The local currency is on a freefall, trading dismally against the major convertible currencies.

Meanwhile, addressing a press conference in Harare recently, ZANU PF spokesperson Patrick Chinamasa confessed that there was rampant corruption in the country.

He however, attributed the ill to sanctions saying they have incapacitated both the government and the private sector.

“There is a relationship between sanctions and corruption, whereupon due to incapacitation of Government or the private sector to provide competitive salaries in the region, workers end up engaging in acts of corruption to supplement what they get which is, however, unfortunate.

“The illegal sanctions have affected our economy and continuously affect the value of our currency and consequently our returns.

“Again, due to sanctions our institutions mandated to fight corruption have been incapacitated to investigate swiftly both local and external cases,” said Chinamasa.

He added that the illegal sanctions that manifested themselves as financial, trade, cultural, academic, sport embargoes, diplomatic isolation, travel bans, freezing of financial accounts of the national leadership have cost the country more than US$42 billion since 2001.

But, it has been noted that corruption is the main source of Zimbabwe’s economic woes, with a of money like 15 billion disappearing from coffers without trace.

Apparently, world renowned economist Prof Steve Hanke predicts dim economic future for the country, owing to misgovernance.

He says to make matters worse Zimbabwe, the international funders have lost confidence in the country’s leadership because of the unchecked corruption.

“Given the corruption and mismanagement by Zimbabwe’s ZANU-PF mafia, the EU has made it clear that a renewal of budget support for Zimbabwe is impossible.

“Zim’s Inflation stands at 689%/yr by my rate, while the RTGS trade at their lowest value in two months. RTGS are toast,” says Hanke.

EU Ambassador to Zimbabwe, Timo Olkkonen said ongoing mismanagement and corruption mean it is “out of the question” that the European Union will resume aid directly to the government of Zimbabwe anytime soon, according to the bloc’s ambassador to the country.

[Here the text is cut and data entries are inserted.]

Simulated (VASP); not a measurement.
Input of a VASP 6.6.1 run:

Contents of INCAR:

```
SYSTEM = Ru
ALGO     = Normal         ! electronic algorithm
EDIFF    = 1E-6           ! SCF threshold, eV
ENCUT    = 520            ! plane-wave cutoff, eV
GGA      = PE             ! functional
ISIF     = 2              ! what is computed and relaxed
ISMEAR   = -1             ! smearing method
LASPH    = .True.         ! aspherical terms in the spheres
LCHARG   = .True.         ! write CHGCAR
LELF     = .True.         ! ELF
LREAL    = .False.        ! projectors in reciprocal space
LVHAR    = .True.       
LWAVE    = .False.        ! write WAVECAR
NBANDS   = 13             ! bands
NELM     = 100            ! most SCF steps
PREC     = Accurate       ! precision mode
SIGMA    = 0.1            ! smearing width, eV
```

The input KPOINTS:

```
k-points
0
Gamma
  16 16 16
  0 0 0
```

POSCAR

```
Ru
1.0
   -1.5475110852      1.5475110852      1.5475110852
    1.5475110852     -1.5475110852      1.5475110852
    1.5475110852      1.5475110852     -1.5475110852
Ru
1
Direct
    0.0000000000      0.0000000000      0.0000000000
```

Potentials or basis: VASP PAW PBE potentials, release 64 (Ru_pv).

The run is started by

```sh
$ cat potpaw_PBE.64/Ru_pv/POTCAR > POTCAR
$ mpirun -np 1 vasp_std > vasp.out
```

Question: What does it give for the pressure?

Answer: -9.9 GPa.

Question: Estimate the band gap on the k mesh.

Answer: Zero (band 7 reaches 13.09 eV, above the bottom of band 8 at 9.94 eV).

The government of President Mnangagwa has “indicated that they would be interested in reverting back to budget support the EU Ambassador Timo Olkkonen told Devex in an interview last week.

“I can’t prejudge, of course, what happens with the [EU’s upcoming development assistance] programming exercise — but I would say, from my personal perspective, I think it would be impossible,” he said.

The EU stopped sending money directly to government coffers in the southern African nation in 2002, citing violations of human rights and democratic principles under then-President Robert Mugabe.

Three years ago, when Mnangagwa seized power from his former mentor in a coup and declared the country “open for business,” Brussels offered the prospect of greater assistance in exchange for free and fair elections, but this did not happen, as elections that followed flawed.